Expert flesh creepers
Chris Cunningham’s new film is a stomach-churning diversion from our digitally finessed world. Critique by Rick Poynor
Chris Cunningham is one of the UK’s most notable short film makers. His nightmarish Come to Daddy video for Aphex Twin was recently voted the third best music video ever in a poll of directors and industry-insiders. Cunningham’s work is highly regarded in design circles. All is Full of Love, his lyrical video for Björk with the robot lovers, won a rarely awarded D&AD gold and his Directors Label compilation sells in design shops such as Magma.
Cunningham’s latest project, Rubber Johnny, released by Warp, is a personal film rather than a music video, though the soundtrack is again by Aphex Twin. The six-minute DVD comes with a 42-page book of Cunningham’s photographs and drawings. Like all his most striking pieces, the film – shot on infrared digital video – has an intense physicality. Cunningham’s work is closely related to the revival of the horror film in both the Far East and the US, and the same fascination with bodily distortion and traumas of the flesh seems to draw people to his videos.
The promotional material describes Rubber Johnny as a ‘hyperactive, shape-shifting mutant child’ and this is more than a little euphemistic. Johnny, played by Cunningham himself, is severely disabled. He cannot speak and spends his time sitting naked in a wheelchair shut in a darkened basement, with only a terrified Chihuahua for companion. His body arches painfully under the weight of his huge, distended head and his arms clutch at the sides of the chair. We first see his face in blurry close-up, perhaps when he was a baby, as his father asks him off camera in a gentle but ironically detached voice how he is feeling, whether he wants a glass of water or his mama, and what he can see. ‘We’re not really getting anywhere are we?’ he says, before administering an injection to calm Johnny as the boy thrashes around in mounting panic.

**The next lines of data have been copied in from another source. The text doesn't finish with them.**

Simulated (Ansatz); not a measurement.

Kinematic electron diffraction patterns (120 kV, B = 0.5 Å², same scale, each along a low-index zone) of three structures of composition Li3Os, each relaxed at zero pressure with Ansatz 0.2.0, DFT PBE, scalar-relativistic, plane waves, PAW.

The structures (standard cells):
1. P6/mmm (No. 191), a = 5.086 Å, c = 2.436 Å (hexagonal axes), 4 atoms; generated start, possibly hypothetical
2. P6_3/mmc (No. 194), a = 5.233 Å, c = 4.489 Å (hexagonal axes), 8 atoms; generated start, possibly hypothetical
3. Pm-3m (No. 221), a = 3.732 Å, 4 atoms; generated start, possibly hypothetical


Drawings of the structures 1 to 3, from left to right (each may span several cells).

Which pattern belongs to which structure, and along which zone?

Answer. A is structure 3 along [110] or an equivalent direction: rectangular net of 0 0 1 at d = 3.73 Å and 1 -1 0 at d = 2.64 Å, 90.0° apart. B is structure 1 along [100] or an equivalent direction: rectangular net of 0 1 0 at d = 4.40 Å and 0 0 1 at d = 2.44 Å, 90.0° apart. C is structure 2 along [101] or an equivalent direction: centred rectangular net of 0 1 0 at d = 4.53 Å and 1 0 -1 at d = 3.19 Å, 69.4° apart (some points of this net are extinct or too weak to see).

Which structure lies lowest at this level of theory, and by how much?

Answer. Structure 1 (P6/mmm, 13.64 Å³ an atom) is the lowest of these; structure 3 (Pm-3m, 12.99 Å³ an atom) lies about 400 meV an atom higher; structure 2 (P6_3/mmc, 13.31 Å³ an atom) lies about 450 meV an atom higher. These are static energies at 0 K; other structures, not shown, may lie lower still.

Once he is alone, a different Johnny emerges – a rubber-limbed, wheelchair-bound, dance-floor virtuoso. Johnny makes sounds with his mouth like an awakening robot and this rapidly develops into a taut, angular, electronic music of bleeps, pings, squelches, elastic snaps and slapping beats. His extreme disability forgotten, Johnny spins in his chair, rocks back on the wheels and zooms ecstatically around his prison, making vigorous hand gestures and striking poses. Beams of light shoot around him and Cunningham cuts the whole thing at an incredible speed, each edit synchronised with the sound in a way that is viscerally gripping and humorous, too. Some of these effects are achieved by experimental animation and at times Johnny almost disappears in a windmill of whirling limbs.
Is Rubber Johnny trying to say something about the way we underestimate and marginalise the disabled? The subject is often in the news. Marc Quinn’s marble sculpture of an armless pregnant woman will be installed on a plinth in Trafalgar Square in the autumn, in the heart of tourist London. Cunningham’s film comes from somewhere less socially conscious. He seems more preoccupied with anatomy, atmospheric nuance and the technical difficulty of animating a flesh-and-blood figure. In some of the film’s most jarring moments, we see Johnny’s face in close-up as a squishy mess of teeth, gums and disintegrating skin. If this recalls the grotesquely distorted faces in Francis Bacon’s paintings, many of the photographs in the DVD book, including the cover, are like digital realisations of the interpenetrating body parts in the German surrealist Hans Bellmer’s notorious oeuvre: an obscene fusion of testicles, buttocks, mouths and labia. It’s a long way from being politically correct.
Cunningham is one of those film-makers with a gift for surreal and disturbing imagery who barely seems to know where these visions come from. He dredges up images of dark fantasy so perfectly formed and convincing that they cannot be shrugged off: the running man whose limbs shatter like china; the creepy girl with a balloon-sized head lecturing us about ‘mental wealth’ for Sony; the naked man and woman fighting and fucking in the depths of space in Flex; the marauding girls with the bearded heads of musician Richard D. James, and the emaciated monster screaming at the elderly lady, in Come to Daddy.
What we experience in the director’s work, as in so many horror films, is the violent return of the repressed – of everything we kidded ourselves we could avoid or deny in our artificially enhanced, digitally finessed world. Making full use of the most sophisticated technical resources, Cunningham rehumanises digital media by reminding us, sometimes with stomach-churning shocks, of the fragile, mortal envelopes of flesh we still inhabit.